21 hugs, 2 children, 18 (possibly more) adults (1 husband, 17 church friends)
Come Sundays I really don’t know how many people I hug. I get so wrapped up in the act of hugging that I completely lose track. I love that. This Sunday was no different. And, to top it off it’s official. I HAVE become that hugger in church. You know, the one that hugs everyone. When we turned to greet each other today, I officially hugged every person around me. Sure, I am still holding on to a little bit of the what if they don’t like it feeling, but I realized something on the way home. They don’t have to like it. They don’t have to hug me. I am going to hug them because I want to. Because I want to make them feel as welcome in the church as I do. Why should I hold back something I want to do and make myself uncomfortable just to keep someone else from potentially being uncomfortable? It’s like this:
Fact: I will be uncomfortable if I don’t hug those around me.
Fact: I will feel great about myself knowing I expressed my love to others in the best way I know how.

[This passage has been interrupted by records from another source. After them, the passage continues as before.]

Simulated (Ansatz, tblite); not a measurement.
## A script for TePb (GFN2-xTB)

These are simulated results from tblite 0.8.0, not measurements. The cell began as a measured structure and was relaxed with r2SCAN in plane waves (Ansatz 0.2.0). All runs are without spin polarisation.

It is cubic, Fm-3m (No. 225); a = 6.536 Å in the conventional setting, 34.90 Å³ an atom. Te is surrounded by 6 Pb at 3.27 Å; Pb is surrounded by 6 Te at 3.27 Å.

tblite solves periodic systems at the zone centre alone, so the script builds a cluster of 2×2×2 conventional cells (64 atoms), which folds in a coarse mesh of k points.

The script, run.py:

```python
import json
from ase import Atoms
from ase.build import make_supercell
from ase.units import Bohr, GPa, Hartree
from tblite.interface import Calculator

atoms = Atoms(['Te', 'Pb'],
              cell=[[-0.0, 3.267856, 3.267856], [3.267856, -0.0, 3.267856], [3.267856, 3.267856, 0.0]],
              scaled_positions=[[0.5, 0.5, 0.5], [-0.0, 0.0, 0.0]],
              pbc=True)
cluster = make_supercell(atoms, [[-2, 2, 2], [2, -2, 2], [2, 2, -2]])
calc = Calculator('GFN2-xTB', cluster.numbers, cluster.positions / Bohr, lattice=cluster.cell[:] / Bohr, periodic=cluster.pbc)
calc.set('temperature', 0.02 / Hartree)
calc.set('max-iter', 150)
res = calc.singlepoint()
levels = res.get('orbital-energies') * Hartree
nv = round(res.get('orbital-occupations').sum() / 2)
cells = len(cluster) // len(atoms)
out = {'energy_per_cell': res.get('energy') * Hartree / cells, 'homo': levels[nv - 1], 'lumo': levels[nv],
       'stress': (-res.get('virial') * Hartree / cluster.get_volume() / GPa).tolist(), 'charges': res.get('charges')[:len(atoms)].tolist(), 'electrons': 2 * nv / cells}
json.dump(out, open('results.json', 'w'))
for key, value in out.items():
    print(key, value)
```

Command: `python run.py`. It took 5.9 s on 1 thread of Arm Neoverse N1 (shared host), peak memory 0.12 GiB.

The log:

Unknown: They will not like it.
Unknown: They will feel uncomfortable.
Unknown: They will like it.
Unknown: They may need it.
Unknown: They will be grateful that I took the initiative.
So, if I know I can control the way I feel and giving hugs feels good to me then isn’t it work the risk? I mean, I have a 50/50 chance that they will like it too. (actually those odds are probably higher) Yeah, I’ll take that risk any day.
And here’s the way I will spend the rest of my day. Go GIANTS!
Please accept this blog as my virtual hug to you.